[Bioc-devel] BiocParallel: Best standards for passing locally assigned variables/functions, e.g. a bpExport()?
Ryan
rct at thompsonclan.org
Mon Nov 4 02:28:18 CET 2013
I guess all we need to do is to detect whether a function would try to
access a free variable in the user's workspace, and warn/error if so.
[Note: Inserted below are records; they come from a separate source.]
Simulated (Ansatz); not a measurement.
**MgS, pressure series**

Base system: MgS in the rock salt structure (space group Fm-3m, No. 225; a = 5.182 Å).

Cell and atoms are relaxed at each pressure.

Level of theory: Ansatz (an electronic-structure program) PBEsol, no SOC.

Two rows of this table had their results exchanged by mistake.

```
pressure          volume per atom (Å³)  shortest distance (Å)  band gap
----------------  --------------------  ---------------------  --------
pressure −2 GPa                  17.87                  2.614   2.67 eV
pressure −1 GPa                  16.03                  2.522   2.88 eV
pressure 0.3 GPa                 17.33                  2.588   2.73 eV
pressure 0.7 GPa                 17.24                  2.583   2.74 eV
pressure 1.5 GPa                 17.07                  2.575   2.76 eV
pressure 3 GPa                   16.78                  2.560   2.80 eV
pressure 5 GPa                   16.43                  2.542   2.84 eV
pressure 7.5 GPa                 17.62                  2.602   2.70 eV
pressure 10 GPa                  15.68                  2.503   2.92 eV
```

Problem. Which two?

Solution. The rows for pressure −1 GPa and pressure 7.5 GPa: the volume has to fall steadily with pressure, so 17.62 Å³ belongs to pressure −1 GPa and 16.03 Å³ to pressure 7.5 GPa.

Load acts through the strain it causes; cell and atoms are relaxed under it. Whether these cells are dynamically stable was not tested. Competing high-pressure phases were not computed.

It looks like CodeDepends could do that. I could try to come up with an
implementation. I guess we would add CodeDepends as an optional
dependency for BiocParallel, and only do the checks if CodeDepends is
available.
On Sun Nov 3 17:10:45 2013, Gabriel Becker wrote:
> Henrik,
>
> See https://github.com/duncantl/CodeDepends (as used by used by
> https://github.com/gmbecker/RCacheSuite). It will identify necessarily
> defined symbols (input variables) for code that is not doing certain
> tricks (eg get(), mixing data.frame columns and gobal variables in
> formulas, etc ).
>
> Tierney's codetools package also does things along these lines but
> there are some situations where it has trouble. I can give more detail
> if desired.
>
> ~G
>
>
> On Sun, Nov 3, 2013 at 3:04 PM, Ryan <rct at thompsonclan.org
> <mailto:rct at thompsonclan.org>> wrote:
>
> Another potential easy step we can do is that if FUN function in
> the user's workspace, we automatically export that function under
> the same name in the children. This would make recursive functions
> just work, but it might be a bit too magical.
>
>
> On 11/3/13, 2:38 PM, Ryan wrote:
>
> Here's an easy thing we can add to BiocParallel in the short
> term. The following code defines a wrapper function
> "withBPExtraErrorText" that simply appends an additional
> message to the end of any error that looks like it is about a
> missing variable. We could wrap every evaluation in a similar
> tryCatch to at least provide a more informative error message
> when a subprocess has a missing variable.
>
> -Ryan
>
> withBPExtraErrorText <- function(expr) {
> tryCatch({
> expr
> }, simpleError = function(err) {
> if (grepl("^object '(.*)' not found$", err$message,
> perl=TRUE)) {
> ## It is an error due to a variable not found.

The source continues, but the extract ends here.